Tuesday, October 17, 2017 Elyria 49°


Lorain superintendent outlines 3-year plan to improve city schools


LORAIN — The road to academic recovery will be at least a three-year trip, but Lorain Schools is headed in the right direction, Superintendent Tom Tucker told Board of Education members at their Tuesday meeting.

Tucker, in an approximately 35-minute presentation, outlined the district’s 16-page academic recovery plan, which he said he and Academic Distress Commission members spent 40 to 45 hours writing. The plan was approved Sept. 11 by Richard Ross, Ohio superintendent of instruction. The plan was a response to the April state takeover of the district by the unelected commission after four straight years of low test scores.

The plan’s five priorities are improving the school climate and culture, improving pre-kindergarten through third-grade literacy, rigorous, relevant curriculum and instruction, improved student and staff attendance and financial support of academic achievement. The district needs to score a C or better on the performance index score and value-added progress categories of the annual state report card for two out of three school years to regain local control.

Ross also could disband the commission if he decides Lorain can perform well without it.

“We’ve got to be the most highly monitored, highly looked at school district around, but by God, we’re going to do it and make it happen,” Tucker said.

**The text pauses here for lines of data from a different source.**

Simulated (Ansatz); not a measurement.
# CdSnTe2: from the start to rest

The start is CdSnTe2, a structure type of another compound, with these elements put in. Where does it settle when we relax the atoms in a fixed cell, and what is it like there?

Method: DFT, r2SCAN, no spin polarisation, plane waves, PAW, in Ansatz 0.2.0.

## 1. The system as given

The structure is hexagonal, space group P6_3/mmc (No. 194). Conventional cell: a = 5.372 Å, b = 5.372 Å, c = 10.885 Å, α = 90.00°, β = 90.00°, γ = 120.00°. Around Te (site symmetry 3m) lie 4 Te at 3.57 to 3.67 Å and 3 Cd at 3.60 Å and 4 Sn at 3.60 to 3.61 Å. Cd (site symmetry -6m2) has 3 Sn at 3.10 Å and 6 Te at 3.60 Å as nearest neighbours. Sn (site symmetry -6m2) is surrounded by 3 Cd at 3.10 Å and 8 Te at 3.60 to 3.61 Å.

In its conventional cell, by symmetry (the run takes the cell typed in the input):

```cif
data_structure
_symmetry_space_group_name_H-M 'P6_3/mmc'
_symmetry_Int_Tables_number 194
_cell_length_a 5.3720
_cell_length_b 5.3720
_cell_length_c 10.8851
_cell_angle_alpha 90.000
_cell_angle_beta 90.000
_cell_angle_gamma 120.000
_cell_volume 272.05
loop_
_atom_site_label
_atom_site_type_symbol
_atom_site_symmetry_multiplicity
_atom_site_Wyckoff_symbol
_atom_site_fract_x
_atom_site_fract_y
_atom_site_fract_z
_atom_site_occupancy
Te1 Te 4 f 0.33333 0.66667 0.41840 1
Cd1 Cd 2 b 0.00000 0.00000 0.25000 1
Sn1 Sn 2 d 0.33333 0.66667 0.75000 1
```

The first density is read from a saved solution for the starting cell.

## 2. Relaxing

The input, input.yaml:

Short-term goals include increasing mathematics proficiency by 11 percentage points and reading proficiency by 10 percentage points on the annual Ohio Achievement Tests and increasing third-grade reading proficiency by 15 percentage points compared with 2011-12 school year results. Tucker said improved curriculum and data-driven decisions will increase scores.

“There should be no surprises when our kids take tests. None,” he said. “We should know beforehand where their weaknesses are.”

Other short-term goals include increasing elementary school attendance to 95 percent, middle school attendance to 94 percent, high school attendance to 92 percent and alternative school attendance to 85 percent. Overall attendance was nearly 92 percent in the last school year. Tucker said overall attendance was at 95 percent as of Sept. 25.

Tucker said school security guards are now going to the homes of truant students to question parents about why their children are missing school. The plan also calls for staff attendance, nearly 92 percent in the last school year to increase to 95 percent. Tucker said it was nearly 97 percent as of Sept. 25.

The plan also calls for improving staff hiring standards.

“What they don’t want us to do, which does happen is, oh, we need a warm body, let’s hire that person, or that’s so and so’s brother, let’s hire him,” Tucker said.

Tucker said a “culture of low expectations” in the school district, where 85 percent of students live in poverty and 87 percent of students entering kindergarten don’t meet minimum state standards, is being reduced.

“You can raise the expectations, but you’ve got to support the student,” he said.

Board members praised the efforts of Tucker, who took over in August 2012, and the unpaid commission members, who they said are providing fresh ideas and insight.

“There’s no doubt we’re going to accomplish the goals,” board member Tony Dimacchia said. “It’s going to get better.”